On June 5, Google’s DeepMind released two new papers exploring how deep neural networks can perform complicated relational reasoning with unstructured data. The London-based artificial intelligence company introduced its Relation Network (RN) module and a Visual Interaction Network (VIN) that achieved superhuman performance in specific tests.

CLEVR is a visual QA dataset that requires models to perform tasks like counting, comparing and querying. In CLEVR, neural networks equipped with RN showed a better performance (95.5%) than humans (92.5%).

An illustrative example from the CLEVR dataset of relational reasoning. Credit DeepMind.

The ability to reason out the relationships between entities and their properties is central to generally intelligent behaviour. It distinguishes humans from most animals and machines, enabling for example a detective to piece together evidence from a murder scene and deduce the culprit; or a teenager to buy their friend a birthday gift that suits their style or interests.

In 2008, researchers began studying the contextual relations among entities in scenes and other complex systems. Symbolic approaches, for example, had been widely used in studying reasoning. They can define the relations between symbols using the language of logic and mathematics, and then apply versatile methods like deduction, arithmetic and algebra to reason out the relations between objects in a physical space.

However, relational reasoning that merely relies on symbolic approaches has proven difficult to develop. This kind of approach suffers from the symbol-grounding problem, which is related to the problem of how words get their meanings, and what those meanings are. Such symbolic approaches also focus mostly on small or synthetic data.

In recent years, there has been rising interest in extending neural networks to perform relational reasoning. The College of Information and Computer Sciences at University of Massachusetts Amherst drew attention last year for their paper pursuing relational reasoning in text and large knowledge-bases with neural networks.

DeepMind is taking a different approach with its Relation Network — a specialized, plug-and-play, flexible module primed for relational reasoning. DeepMind introduced Relation Network in Discovering Objects and Their Relations from Entangled Scene Representations, a paper submitted to ICLR 2017 in February. The paper studied how Relation Network can learn the relationship of objects from entangled scene inputs — a type of data input that can describe the features of various items with regard to size, location, colors and shapes.

The new DeepMind paper, A Simple Neural Network Module for Relational Reasoning, follows up on the research. To test if Relation Network is adaptive to different contexts, DeepMind added the RN module to existing neural networks to solve reasoning tasks involving visual questioning and answering, text-based questions, and complex physical systems.
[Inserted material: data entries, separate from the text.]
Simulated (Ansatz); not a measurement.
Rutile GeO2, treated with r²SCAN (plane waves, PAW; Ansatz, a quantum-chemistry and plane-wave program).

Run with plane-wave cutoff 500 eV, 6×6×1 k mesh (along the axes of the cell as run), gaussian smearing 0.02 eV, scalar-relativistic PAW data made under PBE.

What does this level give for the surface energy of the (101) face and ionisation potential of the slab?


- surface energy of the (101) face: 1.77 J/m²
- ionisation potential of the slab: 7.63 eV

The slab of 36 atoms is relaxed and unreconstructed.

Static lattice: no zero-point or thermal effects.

“RN requires minimal oversight to produce its input (a set of objects), and can be applied successfully to tasks even when provided with relatively unstructured inputs coming from CNN [Convolutional Neural Networks] and LSTM [Long Short-term Memory],” says the paper.

Meanwhile, the DeepMind paper Visual Interaction Network (VIN) proposes a general purpose network that can predict the future state of a physical scene with dynamic movement — for example what will happen to a basketball after someone throws it into the air.

In contrast to RN, VIN employs a different type of reasoning concerning objects and physical interactions. It is able to infer the states of multiple physical objects from just a few frames of video, and use this to predict object positions many steps into the future. The paper did not disclose how far ahead the VIN can predict.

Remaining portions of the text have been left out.